Alexey Pakhunov said...

> By "Microsoft did none of those", I would've thought it's clear that I meant documenting the bug, inner workings and workaround.

I understand that. But this work also requires resources to be spend. The resources for documenting bugs and workarounds are allocated the same way as for fixing bugs.

> There are unofficial ways to document them these days (e.g. blogs) and with clear disclaimer that it's only the current implementation and it may change in the future.

This may work in some cases but it is very tricky to make this work. There are numerous examples when some undocumented features were documented somewhere in such unofficial manner. What happens next is that developers don't bother to read that it is unofficial. They find a solution to their problem and they use it. With the next release of Windows, the "undocumented" feature gets changed and the application stops working. The developers of the application are busy with the current release and don't have any time to fix and redistribute old version of the app. Frankly speaking the developer that used that feature left the company long time ago and nobody want to touch his code. So users blame Microsoft for releasing buggy version of Windows because apparently the application work in previous versions of Windows.

Zach Saw said...

> So users blame Microsoft for releasing buggy version of Windows because apparently the application work in previous versions of Windows.

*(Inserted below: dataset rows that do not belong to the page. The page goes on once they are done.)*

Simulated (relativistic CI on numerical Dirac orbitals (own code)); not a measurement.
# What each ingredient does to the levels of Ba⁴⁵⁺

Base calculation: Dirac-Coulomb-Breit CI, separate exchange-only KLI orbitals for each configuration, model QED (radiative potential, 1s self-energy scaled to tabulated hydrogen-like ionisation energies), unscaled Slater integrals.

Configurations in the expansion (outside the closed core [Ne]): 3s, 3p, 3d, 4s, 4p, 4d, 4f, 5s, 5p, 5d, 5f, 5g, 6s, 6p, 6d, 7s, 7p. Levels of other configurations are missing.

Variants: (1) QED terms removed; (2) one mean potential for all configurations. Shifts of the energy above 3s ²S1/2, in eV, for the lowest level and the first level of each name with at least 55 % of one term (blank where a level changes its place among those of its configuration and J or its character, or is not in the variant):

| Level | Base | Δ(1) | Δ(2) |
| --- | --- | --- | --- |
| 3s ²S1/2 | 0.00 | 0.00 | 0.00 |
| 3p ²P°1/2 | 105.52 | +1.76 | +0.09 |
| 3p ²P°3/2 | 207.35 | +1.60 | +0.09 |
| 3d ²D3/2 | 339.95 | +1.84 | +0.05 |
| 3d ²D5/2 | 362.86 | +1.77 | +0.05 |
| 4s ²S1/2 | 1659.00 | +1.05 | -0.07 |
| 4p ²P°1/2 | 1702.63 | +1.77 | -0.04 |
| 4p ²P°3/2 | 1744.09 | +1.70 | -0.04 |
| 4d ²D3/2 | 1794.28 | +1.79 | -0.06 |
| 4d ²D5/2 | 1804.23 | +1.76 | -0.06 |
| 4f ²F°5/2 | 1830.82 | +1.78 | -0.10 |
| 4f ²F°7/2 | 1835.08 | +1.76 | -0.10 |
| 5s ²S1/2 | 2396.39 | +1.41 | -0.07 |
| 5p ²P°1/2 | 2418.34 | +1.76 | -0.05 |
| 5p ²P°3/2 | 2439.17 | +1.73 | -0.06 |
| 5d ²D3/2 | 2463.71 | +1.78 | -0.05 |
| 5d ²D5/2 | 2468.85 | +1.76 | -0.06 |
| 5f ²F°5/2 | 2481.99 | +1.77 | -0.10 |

So there's really no outright win here. Damned if you do, damned if you don't. So which one is worse? Don't fix bugs that have obviously violated its documentation, or breaking apps that rely on undocumented features.

Since all your worry is a hypothesis that fixing it might break other apps (you have no concrete stats on the number of apps it would break), we might just as well give up on fixing bugs the correct way and keep introducing one workaround after another.

At some point, it'll become infeasible to keep track of all the workarounds it would be less costly to break backward compatibility and start afresh. All that because MS doesn't want to break compatibility with apps relying on undocumented features, which may not even exist out there.

Alexey Pakhunov said...

> we might just as well give up on fixing bugs

Yes, you can easily reach this conclusion. The way out of this logic loop is to evaluate bugs (and features) on risk/reward scale. The more rewarding and less risky ones will have higher chances of being fixed.

Now there is another whole discussion about how to evaluate bugs on risk/reward scale. There is no single right way of doing it. Even within one company there are different opinions about this. More over I'm pretty sure this is what makes difference between different software companies today.

Here is one rather well-known example on how Microsoft is doing this. Most of the bugs are fixed only in by a future version of the OS. Why? Simply because fixing a bug in a released version of a product costs a few orders of magnitude more (no kidding) than fixing a bug in a product that it being developed.

For a customer with a concrete problem it is rather useless. The customer does not want to wait another 3 years and pay for another copy of the OS.

Zach Saw said...

> fixing a bug in a released version of a product costs a few orders of magnitude more (no kidding) than fixing a bug in a product that it being developed.

Yes I'm well aware of that. Intel learned that the hard way when they had to recall the Pentium chip / provide workaround for compiler vendors due to the infamous FP bug. That was long before my time at Intel some years back but resulting from that incident, they created several different groups just to make sure bugs like that don't happen again. I'd have to say though it's cheaper for software vendors to fix a bug for a released product vs hardware companies.

> Most of the bugs are fixed only in by a future version of the OS.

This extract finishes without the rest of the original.